Freedom News

Boaters take license fee protest to CRT head office

On Saturday November 25th, boaters from around the country protested outside Canal & River Trust’s (CRT) central Birmingham office to stand against the Trust’s plan to increase licence fees above inflation and introduce differential pricing based on mooring status on the country’s inland waterways. Over one hundred boaters marched on CRT’s offices against the licence fee surcharge. There was also a contingent of boats with banners.

Pamela Smith, Chair of the NBTA, said:

“CRT’s latest attack on the travelling boater community is discriminatory, unpopular, financially illiterate and quite possibly unlawful – none of which comes as a surprise given the Trust’s increasingly chaotic mismanagement and desperate attempts to distract from it in any way they can. This time, however, they’ve only strengthened the resolve of many in the boater community – both with and without home moorings – to resist their attempts to eradicate our whole way of life and demand one licence for all.

Hundreds have actively joined the resistance campaign so far, and anger with the Trust is at a fever pitch. The NBTA is helping to channel this energy and to ensure that – just like every other time CRT or British Waterways before them have tried to get rid of our community – we stand united, strong and victorious in our opposition.”
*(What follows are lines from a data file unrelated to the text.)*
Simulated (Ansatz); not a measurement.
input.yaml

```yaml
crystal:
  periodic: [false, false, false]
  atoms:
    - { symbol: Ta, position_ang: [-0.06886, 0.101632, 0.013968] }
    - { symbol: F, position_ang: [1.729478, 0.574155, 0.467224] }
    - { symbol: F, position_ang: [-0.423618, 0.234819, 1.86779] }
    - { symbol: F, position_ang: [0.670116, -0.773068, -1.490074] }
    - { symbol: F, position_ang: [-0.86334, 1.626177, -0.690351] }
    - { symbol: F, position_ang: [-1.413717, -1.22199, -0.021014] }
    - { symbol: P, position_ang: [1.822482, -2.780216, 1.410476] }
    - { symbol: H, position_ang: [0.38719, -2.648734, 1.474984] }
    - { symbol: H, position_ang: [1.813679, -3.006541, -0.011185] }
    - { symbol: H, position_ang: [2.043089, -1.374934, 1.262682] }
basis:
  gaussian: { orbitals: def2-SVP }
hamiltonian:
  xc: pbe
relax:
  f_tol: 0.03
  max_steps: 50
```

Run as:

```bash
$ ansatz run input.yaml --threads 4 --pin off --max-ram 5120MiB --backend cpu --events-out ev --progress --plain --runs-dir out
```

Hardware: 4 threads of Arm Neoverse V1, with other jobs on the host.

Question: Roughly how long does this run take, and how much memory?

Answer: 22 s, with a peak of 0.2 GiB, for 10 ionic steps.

Boaters and their supporters met at midday at City Centre Gardens. They marched to CRT boss Richard Parry’s offices (B16 0AA) to defend their way of life, voice their concerns about the Trust’s continued attacks on the liveaboard boating community and call for the continuation of one fair and equal licence for all.

CRT has been putting up boat licence fees over the last two years. On September 19th, 2023, they announced plans to increase licences above inflation over the next five years and introduce a ‘surcharge’ for boats without a home mooring from April 1st, 2024. They would also be extending the existing surcharge for widebeam boats. NBTA believes this differential pricing based on mooring status is part of a thinly veiled attempt to divide boaters and price itinerant boaters off the water.

Licences went up 8% in 2022 and 9% in 2023, and CRT’s plan is now to raise the fees another 14% in 2024 – a staggering increase of one third (34% compounded increase) in just three years, with further increases planned. Dividing boaters into multiple sub-groups and setting the community against each other on who should subsidise the other doesn’t raise finance.

12% of CRT income is raised in licence fees, and 2.4% from boaters without home moorings. Funding raised by these measures is inconsequential to the Trust’s bottom line. It could be life-changing for a largely marginal community of travelling boaters, some of whom are driven into hardship and poverty or priced off the waterways they call home.

CRT claims that this differential licence proposal is the ‘fairest’ way to reduce their current financial problems and maintain the crumbling waterways infrastructure. But those financial problems and the precarious nature of the waterways are due to their mismanagement. Whether it’s spending money on vanity projects such as a new logo or paying subcontractors hundreds of thousands of pounds to enforce their ill-conceived mooring schemes, CRT’s finances are in tatters because of their own negligence. CRT has had enough time and knowledge to prepare for its financial situation.

NBTA calls CRT to accept the results of their own ‘consultation’ survey earlier in 2023. 80% of those who completed the survey were boaters with home moorings, yet 60% of all respondents chose options that did NOT include charging boats without home moorings. Most licence holders disagree with the policy being introduced by CRT despite the biased and misleading manner in which most questions were phrased.

Aside from being discriminatory, impractical and unpopular, these licence fee increases are also unlawful. Section 17(3)(c)(ii) of the British Waterways Act of 1995 enshrines in law “the right of all licence holders to use and live on a boat without a home mooring”. The licence comes first, not the circumstances in which you use it.

CRT also makes unsubstantiated claims about the impact of liveaboard boaters’ way of life. Claims regarding itinerant boaters enjoying “greater utility in the use of the network” and “greater impact on ageing infrastructure” are not backed up by any evidence and do not reflect real experiences of the waterways – demonstrating further CRT’s disconnect from the realities of the public infrastructure that they are responsible for.

Finance should be fairly generated within the remit of a charitable trust like CRT. NBTA believes the proposed surcharge and rationale are insincere political manoeuvres designed to segregate and marginalise travelling boaters, with no serious concern for canal management finances.